Ammonite Film Review
A self-aware and a passionate new drama from the expressive mind of Francis Lee, Ammonite is a prohibited seaside romance bursting with tender glances and tiny gestures.
Having clear parallels with “God’s Own Country”, Ammonite doesn’t shy away from using a symbolic narrative to convey a certain kind of an impending inner revolution. It is an exquisite triumph that displayed fragile character evolution and profoundly nuanced eroticism.
From the beginning, Ammonite relied heavily on long stretches of silence, ones that are meant to be troubled and anxious. Ones which naturally exposed the beautiful relics within each one of its vastly intricate and disturbed characters. Ammonite practices an inimitable method of emotional excavation, slowly revealing long-buried enigmas and exposing them layer by fascinating layer.

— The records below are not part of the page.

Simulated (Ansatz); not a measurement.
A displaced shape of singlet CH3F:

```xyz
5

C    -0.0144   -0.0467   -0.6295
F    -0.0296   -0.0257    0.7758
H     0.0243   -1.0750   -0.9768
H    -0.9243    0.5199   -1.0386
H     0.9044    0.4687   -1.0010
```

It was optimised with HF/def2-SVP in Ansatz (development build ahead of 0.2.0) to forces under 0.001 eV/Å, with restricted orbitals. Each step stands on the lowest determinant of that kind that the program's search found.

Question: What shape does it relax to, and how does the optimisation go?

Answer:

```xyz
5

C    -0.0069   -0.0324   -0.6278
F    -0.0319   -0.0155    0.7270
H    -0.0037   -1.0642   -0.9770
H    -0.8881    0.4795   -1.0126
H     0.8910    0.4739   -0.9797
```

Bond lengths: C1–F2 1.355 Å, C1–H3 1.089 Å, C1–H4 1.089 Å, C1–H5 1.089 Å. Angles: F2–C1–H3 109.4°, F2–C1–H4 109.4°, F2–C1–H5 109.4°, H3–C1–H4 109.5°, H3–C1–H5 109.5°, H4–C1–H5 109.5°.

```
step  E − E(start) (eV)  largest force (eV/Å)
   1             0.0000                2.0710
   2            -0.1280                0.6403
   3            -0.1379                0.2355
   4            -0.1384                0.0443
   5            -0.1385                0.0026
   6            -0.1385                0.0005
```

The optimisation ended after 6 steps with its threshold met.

Kate Winslet’s and Saoirse Ronan’s nonverbal communication and their stupendous devotion to give an authentic and a naturalistic flair to both of their complicated characters might just have created an unparalleled duo-performance set ablaze by unlikely passion that can only be defined as alluring and compelling.
Ammonite is a beautiful slow burn period drama with remarkable cinematography, mesmerizing sceneries and a melancholic yet captivating atmosphere that will most certainly charm you. It’s an ageless tale of forbidden love between two women who despite their conditions ventured into a passionate realm of lust, love and restraint.